Welcome to the Colony… Wait, Wrong Game
If you have been craving a Viking game that trades the mythological superpowers of God of War or Assassin’s Creed Valhalla for mud, blood, and turn-based shield walls, NORSE: Oath of Blood might just be the raiding party you’ve been waiting for.
Released just yesterday, February 17, 2026, by Norwegian developer Arctic Hazard and publisher Tripwire Presents, this game promises a grounded, gritty take on the Viking Age. It’s XCOM with axes. It’s Expeditions: Viking with a higher production budget. It’s… currently sitting at “Mixed” reviews on Steam.
Why the mixed reception? Is it a disaster, or just misunderstood? After spending some time on it, the answer is frustratingly simple: It is an excellent game that probably needed another month in the oven.

Story and Atmosphere
Let’s start with the good news, because there is plenty of it. The narrative in NORSE is fantastic.
You play as Gunnar, a young warrior whose life goes south fast when the ruthless Steinarr Far-Spear kills his father, Jarl Gripr, and burns his home to the ground. Forced into exile with your twin sister Sigrid and the absolute unit of a protector, Arn Shield-Breaker, you must rebuild your clan from scratch and enact bloody vengeance.
The writing pedigree here is legit. The story was penned by Giles Kristian, a bestselling author known for his historical fiction (the Raven saga). You can feel his touch in the dialogue. It’s sharp, evocative, and surprisingly funny at times. Characters don’t just feel like generic NPCs; they banter, they hold grudges, and they react to the world.
The presentation backs this up. The cinematics are crisp, the facial animations are surprisingly expressive for a strategy title, and the voice acting is top-tier. When you are in a cutscene or listening to your warband bicker around the campfire, the immersion is 10/10.

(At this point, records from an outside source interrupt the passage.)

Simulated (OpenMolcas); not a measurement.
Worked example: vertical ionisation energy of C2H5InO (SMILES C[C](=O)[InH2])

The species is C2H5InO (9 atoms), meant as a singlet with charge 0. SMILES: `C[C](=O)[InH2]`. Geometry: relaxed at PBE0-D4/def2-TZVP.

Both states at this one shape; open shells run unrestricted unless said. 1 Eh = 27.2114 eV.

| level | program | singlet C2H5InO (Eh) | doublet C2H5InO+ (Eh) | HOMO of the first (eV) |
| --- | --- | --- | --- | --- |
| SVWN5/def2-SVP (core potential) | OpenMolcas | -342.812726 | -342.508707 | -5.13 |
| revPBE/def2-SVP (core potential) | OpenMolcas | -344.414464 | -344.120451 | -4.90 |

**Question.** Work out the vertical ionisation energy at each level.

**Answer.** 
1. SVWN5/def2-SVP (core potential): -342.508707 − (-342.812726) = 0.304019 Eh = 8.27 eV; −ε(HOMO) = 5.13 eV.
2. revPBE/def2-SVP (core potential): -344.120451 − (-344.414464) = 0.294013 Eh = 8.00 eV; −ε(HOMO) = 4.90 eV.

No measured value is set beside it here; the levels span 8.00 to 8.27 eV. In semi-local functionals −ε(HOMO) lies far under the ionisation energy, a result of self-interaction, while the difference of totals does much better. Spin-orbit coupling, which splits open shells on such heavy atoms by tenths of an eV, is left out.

The Blood: Combat and Tactics
The core gameplay loop is split between tactical battles and settlement management.
The Combat:
If you have played XCOM or Wartales, you know the drill. It’s turn-based grid combat where positioning is king. You have action points, cover systems, and flanking bonuses.
What NORSE adds to the mix is a focus on melee brutality and physics. There is a “Glima” wrestling system that lets you grapple and throw enemies, which is endlessly satisfying. Shield-bashing a bandit into a rock or kicking a spearman off a cliff never gets old. The “finishers” are hilariously violent, often involving axes to the face in cinematic slow-motion.
The Settlement:
Between raids, you manage your growing village. You assign villagers to jobs, upgrade the smithy, and manage resources. It gives context to the fighting. You aren’t just killing for XP; you are killing because your blacksmith needs iron to make better helmets.
The Glitch in the Matrix
Now, for the bad news. The “Mixed” Steam rating is entirely justified by the game’s technical state at launch.
The Bugs:
- Save Games: Some users are reporting that save files disappear or fail to load. In a 20+ hour RPG, that is a cardinal sin.
- UI Issues: The interface is often a liar. It will tell you a building produces “Fishing +1,” which means absolutely nothing. Stats on the equipment screen sometimes don’t update when you change gear.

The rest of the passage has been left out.